Memories of Eurovision glory in a rural showjumping arena

A Different View with Dave O’Connell

The annual publication of State Papers 30 years on from the events that they refer to always makes for interesting reading, but increasingly it’s like that phenomenon you experience when you fall asleep during the Six One News and wake up during Reeling in the Years – and you can’t tell the difference.

There was a time when this archive seemed to throw up references to names from a distant past, but not anymore.

The State Papers from 1993 were peppered with people like Albert Reynolds and Dick Spring and John Bruton and the PDs and Ian Paisley and the peace process.

It was the year that President Mary Robinson met the Queen in Buckingham Palace – and it ended in the Downing Street Declaration that December.

But it was also the year that Eurovision came from a showjumping arena in a village that didn’t even have a single hotel.

What Millstreet – on the Cork and Kerry border – did have was a man called Noel C Duggan, owner of the Green Glens Arena, who offered RTÉ the venue for free and sweetened that with two hundred grand to help them stage it.

A lot of money, but a small slice of the actual cost because it transpired it cost RTÉ over £2m in addition to Noel C’s slice of generosity.

And funnily enough, the State broadcaster was also strapped for cash back then, but it wasn’t the result of profligacy as much as an unerring ability to keep winning the Eurovision every year.

We’d won the previous year with Linda Martin in Sweden and we were to go on and win the year after that in Dublin – the Riverdance year – with Paul Harrington and Charlie McGettigan; it was like we couldn’t avoid winning until we copped on years later and sent a turkey.

Millstreet was then home to 1,500 people and Noel C’s massive equestrian centre was already completely out of synch with its surroundings.
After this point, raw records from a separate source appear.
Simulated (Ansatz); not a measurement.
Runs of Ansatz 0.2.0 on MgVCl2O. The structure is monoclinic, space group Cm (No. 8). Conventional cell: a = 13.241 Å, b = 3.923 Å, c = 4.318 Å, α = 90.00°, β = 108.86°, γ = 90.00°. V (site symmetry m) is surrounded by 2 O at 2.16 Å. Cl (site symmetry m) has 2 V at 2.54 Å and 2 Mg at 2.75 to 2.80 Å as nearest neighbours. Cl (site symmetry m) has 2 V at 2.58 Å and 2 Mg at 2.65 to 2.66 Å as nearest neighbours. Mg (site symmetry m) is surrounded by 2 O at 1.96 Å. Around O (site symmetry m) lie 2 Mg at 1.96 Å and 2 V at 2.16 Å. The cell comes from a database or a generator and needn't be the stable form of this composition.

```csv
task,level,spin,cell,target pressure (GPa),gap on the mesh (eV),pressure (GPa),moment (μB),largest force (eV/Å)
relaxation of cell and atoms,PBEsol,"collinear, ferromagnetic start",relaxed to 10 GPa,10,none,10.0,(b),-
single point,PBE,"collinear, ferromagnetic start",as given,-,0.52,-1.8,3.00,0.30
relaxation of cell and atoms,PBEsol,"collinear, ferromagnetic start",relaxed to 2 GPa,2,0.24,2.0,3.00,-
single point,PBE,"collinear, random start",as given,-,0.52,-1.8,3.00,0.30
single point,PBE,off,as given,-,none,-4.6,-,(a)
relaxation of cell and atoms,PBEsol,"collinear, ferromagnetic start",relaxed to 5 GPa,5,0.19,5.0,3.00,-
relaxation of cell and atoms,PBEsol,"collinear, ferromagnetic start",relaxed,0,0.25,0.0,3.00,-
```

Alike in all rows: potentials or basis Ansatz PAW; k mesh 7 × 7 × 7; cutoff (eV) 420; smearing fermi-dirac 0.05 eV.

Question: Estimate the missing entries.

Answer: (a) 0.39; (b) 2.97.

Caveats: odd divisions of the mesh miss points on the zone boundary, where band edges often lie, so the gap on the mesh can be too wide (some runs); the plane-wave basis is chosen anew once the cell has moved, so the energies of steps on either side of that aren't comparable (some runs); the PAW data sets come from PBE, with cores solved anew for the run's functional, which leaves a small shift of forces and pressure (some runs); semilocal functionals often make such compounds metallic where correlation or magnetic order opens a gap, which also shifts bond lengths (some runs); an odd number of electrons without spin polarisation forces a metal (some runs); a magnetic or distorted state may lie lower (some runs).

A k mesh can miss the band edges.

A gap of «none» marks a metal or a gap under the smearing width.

But he wanted to put the place on the map, and he’d already attracted the stars of the showjumping world there – so how much harder would be to stage the biggest song contest in the world?

A smarty-pants English journalist memorably asked Noel C how he’d managed to convince the organisers to host Eurovision in a cowshed. Noel replied that it was in fact a horse shed, and that was the end of that.